Numic Query (fwd)

Alan H. Hartley ahartley at d.umn.edu
Fri Nov 12 23:35:31 UTC 2004


John M.,

Thanks for all the additional background, especially on the timing of he
loss of the nasal in Comanche. (That doesn't, of course, preclude the
existence of an archaic Shoshoni dialect with the same loss.)

> I just looked up "Beaverhead Valley" in
> Bill Bright's Glossary of L&C names in Names (2004, 52:163-237) and it is in
> Montana, predating Sacajawea's meeting of other Shoshoni speakers.  It's
> listed as Har na hap pap chah with a note "also called <Hane-pompy-hah>".
> The alternate name reflects actual Shoshoni /hani/ 'beaver' and /pampi/
> 'head', and may reflect Sacajawea's usage AFTER speaking to her relatives in
> Idaho and remembering "proper" Shoshoni (assuming that Hane-pompy-hah is
> recorded by L&C).

"Hane-pompy-hah" wasn't recorded by L&C: it's from Moulton's footnote on
p. 176 of vol. 8 of his edition of the Journals where it's given as the
suggested Shoshoni original for "Har na Hap pap Chah" (citing an earlier
paper by Rees). "Har na Hap pap Chah" was recorded on the expedition's
second passage through western Montana, in 1806, months after they met
the Shoshoni.

The passage from Clark (8.175; 10 July 1806) reads:

"proceeded..into that butifull and extensive Vally open and fertile
which we Call the beaver head Vally which is the Indian name[,] in their
language Har na Hap pap Chah. from the No. of those animals in it & a
pt. of land resembling the head of one"

> The form with <pa(h)p> seems to reflect Sacajawea's
> pre-Idaho speech, not that of any other Shoshoni at the time.  It would be
> interesting to see if there are Shoshoni forms recorded by L&C after
> Sacajawea spoke with other Shoshonis in Idaho.
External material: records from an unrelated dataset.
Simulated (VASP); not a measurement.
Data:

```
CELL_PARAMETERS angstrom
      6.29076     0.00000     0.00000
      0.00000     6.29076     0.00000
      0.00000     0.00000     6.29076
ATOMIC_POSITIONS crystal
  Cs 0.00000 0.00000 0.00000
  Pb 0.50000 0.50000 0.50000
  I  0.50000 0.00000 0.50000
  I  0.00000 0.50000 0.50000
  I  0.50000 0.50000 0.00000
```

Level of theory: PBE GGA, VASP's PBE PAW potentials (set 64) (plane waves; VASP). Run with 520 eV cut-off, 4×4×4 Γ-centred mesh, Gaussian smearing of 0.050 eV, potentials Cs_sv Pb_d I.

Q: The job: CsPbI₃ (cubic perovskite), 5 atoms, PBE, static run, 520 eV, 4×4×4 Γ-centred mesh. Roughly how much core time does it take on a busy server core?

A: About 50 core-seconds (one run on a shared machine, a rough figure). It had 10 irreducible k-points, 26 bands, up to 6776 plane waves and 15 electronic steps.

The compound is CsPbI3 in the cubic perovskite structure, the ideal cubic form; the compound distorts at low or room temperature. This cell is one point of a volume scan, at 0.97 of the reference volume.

The word for 'yampa' was, like "Har na Hap pap Chah," also recorded in 1806.

The passage from Clark (7.270; 18 May 1806):

"The Squar wife to Shabono busied her Self gathering the roots of the
fenel Called by the Snake Indians Year pah for the purpose of drying to
eate on the Rocky mountains."

These seem pretty suggestive of a nasal-dropping Shoshoni dialect.